I’m going to visit a topic that you’ve probably visited yourself before. Maybe you’ve listened to podcasts, gotten books, and even attended seminars. You may have worked with a coach or a mentor on this subject, and yet it’s still something that many of us, if not most of us, if not all of us struggle with… that is effective time management.
We’ve beaten this to death, haven’t we? Don’t we all know what we’re supposed to do? We’re supposed to create our goals and strategies and objectives, break them down, delegate and defer, delete and do it again. Easy, right? There are so many different ways to handle this one issue of time management, yet we still struggle.
Why is that? The simple answer is that life gets in the way and things happen. I don’t know about you, but it does not matter how much I plan out my day or my week. It doesn’t matter if I get up in the morning and say, “Here’s what my day is going to look like.” My day never ends up looking the way I thought it would. We could call it a never-ending problem, or just agree that’s just the way it is. But because life is ever changing, ever evolving, it’s what makes it wonderful, right? And so things come up, things happen unexpectedly, and we have to shift. We adjust our course, and we stop to take stock of what’s going on, and readjust accordingly.
Then, that means that we are responding and maybe even reacting on a case by case, situation by situation, task by task basis.
Planning all of those individual quarterly goals, the company’s quarterly rocks, what you’re going to achieve this quarter, and in a five-year trajectory, all while your schedule is currently booked with meetings and a report to be finished, and a list of other obligations you have to do.
Next thing you know, that big picture has been thrown out the window on that day-to-day basis. When the next day begins, the lists of tasks from the previous day remains. There are fires to put out, and again, it’s that lovely wonderfulness of life being a constant variable.
We live a very linear life. We do things, and we get one thing done, and then we move on to the next. What it means is that there are times where we have to get out of that linear existence of doing, step back, and look at the entire axis, not just the x axis, but that x, y, z axes all together.

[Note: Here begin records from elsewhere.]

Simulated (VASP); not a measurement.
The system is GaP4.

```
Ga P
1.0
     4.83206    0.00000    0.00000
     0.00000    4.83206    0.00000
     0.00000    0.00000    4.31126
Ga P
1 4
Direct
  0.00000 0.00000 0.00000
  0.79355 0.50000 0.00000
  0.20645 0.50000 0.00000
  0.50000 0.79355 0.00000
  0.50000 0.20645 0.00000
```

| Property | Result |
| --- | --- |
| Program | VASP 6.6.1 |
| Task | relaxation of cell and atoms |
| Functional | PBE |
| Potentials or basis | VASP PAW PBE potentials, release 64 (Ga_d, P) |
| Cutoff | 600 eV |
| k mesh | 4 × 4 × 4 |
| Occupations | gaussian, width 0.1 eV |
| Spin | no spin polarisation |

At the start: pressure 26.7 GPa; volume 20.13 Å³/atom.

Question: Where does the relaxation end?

We need to look at all sides, all dimensions. That’s where strategic planning, quarterly planning, short-term and long-term goals come into play. In the moment, we get all fired up about it while we’re planning with our team and creating these heady goals and quarterly rocks.
Then it has to drill down to how are we actually going to accomplish this and get it done?
Interestingly enough, this has been coming up quite a bit with our clients recently. As a result, we’ve been working with them, and here are some tips and strategies for managing that day-to-day linear existence, while at the same time making progress on those bigger strategic goals.
First, you need to have strategic planning days at least once a quarter (ideally with your executive team). If you’re not doing this, put a date on the calendar and do it immediately.
During those planning days, answer the following questions:
- What are our goals, short-term and long-term?
- What do we want to accomplish in the next 90 days?
- What are those bigger projects we want to accomplish?
The end result is that you’re looking at the entirety of the landscape, the X, Y, and Z axes of what you want to create, and what you want to move toward.
The second step then is to break that down into the priorities. You’re not going to accomplish everything in 90 days. So what are the two or three big projects (some organizations call them rocks)? What are the big goals and what does it look like when you achieve that and what does it look like to be working on? What are the milestones?
If it’s a 90-day goal, where are you going to be at the end of day 30?
Where are you going to be at the end of day 60? What does that trajectory look like?
From there, these get added as part of your daily to-do tasks.
Now let’s address the fact that there are those day-to-day responsibilities you need to handle on linear time in your life, but yet you’ve done the planning and got a strategy for the quarter. How do you bring those two different worlds together?
The strategy we’ve been helping our clients with is to be very aware of what those quarterly goals are, what they want to accomplish in that period of time.
If it was something you could get done in, in one task, in one setting, it wouldn’t be big enough to make it a quarterly goal. But now it’s Monday, and the week starts.
To move toward quarterly goals, there needs to be some movement since it is a bigger project. This means that there must be a series of tasks, or a series of activities to reach that goal.
So, on Monday, look at what you want to have accomplished by Friday. And that should become your weekly focus.
Your weekly focus needs to be front and center every day. If you have a daily planner, a print out of your calendar every day, or use your phone to organize what you’re supposed to do, then somewhere at the top, your weekly focus should be in clear sight. (You want no more than three to five so that it’s manageable and doable.)
Some of those weekly focus items should be moving you toward your 90-day goals. Others of those areas of weekly focus are things that have a deadline: a client project or monthly report that has to be done by the end of the week. Your weekly focus needs to be top of mind and taking actions toward that.
That is what we recommend in order to make progress on those quarterly rocks, while at the same time acknowledging that you have a day-to-day existence in your role in the organization. So do whatever you need to do to keep that vision.
Those focuses need to be in front of you (regular tasks and 90-day goals), and then make sure you’re taking action every week so that by the time you get to the end of these 90 days, you’ve made progress and have hopefully accomplished a good number of your quarterly goals.
Then you start the process over. Retreat, strategy, meeting with the executive team in order to set the goals for the next 90 days, and then funneling it down onto a daily basis of taking action to keep that forward motion going.
What are your goals for the next 90 days?